Skip to main content

Validate Column Values against a Dataset

When needed, you can validate a column of values against a pre-defined set of values maintained in a separate dataset. This method of data validation is most useful for String-based data that does not easily map to a specific pattern of values.

Overview

This method of validation is completed through the following general steps:

  1. Prepare your validation dataset. Create a dataset containing the unique values against which you wish to validate.

  2. Import your validation dataset. After you have prepared the dataset externally, you should import it into the Cloud Portal.

  3. Join your data to your validation dataset. You perform a join from the dataset you're wrangling to the validation dataset that you imported. Validation errors should be identifiable as missing values in the validation column.

  4. Triage defects as necessary.For rows that cannot be resolved, additional wrangling may be necessary.

  5. Standardize data. You can use the Standardize tool to review the differences between invalid data and valid data.

Example

This approach is best demonstrated by example. Below, you can see a set of orders for product.

productName

customerName

Qty

totalSales

Product ADA

Customer ABC

2

26

Product AEV

Customer DEF

4

100

Product DXL

Customer EFG

6

42

Product EDM

Customer ABC

1

26

Product JTO

Customer DEF

3

75

Product JUB

Customer EFG

5

35

Product NRS

Customer ABC

6

26

product NSE

Customer DEF

8

200

Product ZZZ

Customer EFG

10

80

Notes:

  • You can see that this set of orders is spread across 10 different products for three different customers.

  • In the productName column, there is a mismatch in capitalization.

  • The final productName value (Product ZZZ) does not exist.

The product names in this list must be validated against a dataset containing the list of all available products. This list is 100 product names long.

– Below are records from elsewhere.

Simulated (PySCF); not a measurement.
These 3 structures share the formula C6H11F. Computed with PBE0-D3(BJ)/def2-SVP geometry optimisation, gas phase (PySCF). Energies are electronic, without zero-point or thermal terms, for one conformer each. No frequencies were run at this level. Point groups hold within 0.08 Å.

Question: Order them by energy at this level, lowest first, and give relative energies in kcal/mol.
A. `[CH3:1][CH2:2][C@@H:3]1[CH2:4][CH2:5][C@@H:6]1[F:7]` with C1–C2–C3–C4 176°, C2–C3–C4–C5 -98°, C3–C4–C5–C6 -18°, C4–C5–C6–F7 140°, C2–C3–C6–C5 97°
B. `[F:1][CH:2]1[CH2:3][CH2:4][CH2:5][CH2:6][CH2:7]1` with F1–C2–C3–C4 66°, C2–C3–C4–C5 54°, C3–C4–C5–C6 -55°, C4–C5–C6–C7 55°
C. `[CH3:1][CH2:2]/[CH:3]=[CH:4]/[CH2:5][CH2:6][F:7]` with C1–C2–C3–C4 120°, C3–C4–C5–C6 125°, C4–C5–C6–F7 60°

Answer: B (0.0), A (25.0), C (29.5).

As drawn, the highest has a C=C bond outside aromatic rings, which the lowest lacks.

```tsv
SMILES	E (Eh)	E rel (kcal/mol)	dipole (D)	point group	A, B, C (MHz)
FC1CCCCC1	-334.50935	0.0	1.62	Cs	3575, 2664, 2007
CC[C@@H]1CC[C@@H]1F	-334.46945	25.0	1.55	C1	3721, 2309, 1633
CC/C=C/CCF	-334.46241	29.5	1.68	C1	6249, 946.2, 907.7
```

You can use the links below to download these datasets as CSV files for exploration in your project or workspace.

Prepare Validation Dataset

If you haven't done so already, you should prepare your validation dataset for use in the Cloud Portal. Below, you can see the first 10 rows of the ProductNames dataset:

productName

Product ADA

Product AEV

Product ANH

Product ARA

Product ARM

Product AUJ

Product BAD

Product BAP

Product BEI

Product BEZ

Notes:

  • A column header is provided in the dataset. This is helpful for identifying the column to use later as the join key.

  • You may wish to enter a validation column, simply contains the value TRUE.

    Tip

    If your dataset does not contain this column, you can create a new formula within the Transform Builder to insert this value. This step is covered later.

Import Validation Dataset

If you have prepared your dataset, you must import into in the application.

Steps:

  1. In the Cloud Portal, click Library for Data.

  2. Click Import Data.

  3. Navigate to the file or files to import.

    Tip

    If you are using the example files, you can right-click them above, download them to your desktop, and then drag and drop them into the Import Data page.

  4. Import the file as a new dataset.

    Tip

    If you are using the example datasets, you can call it Reference-ProductNames.

  5. It may be helpful to import the file into a new file and create a recipe from it.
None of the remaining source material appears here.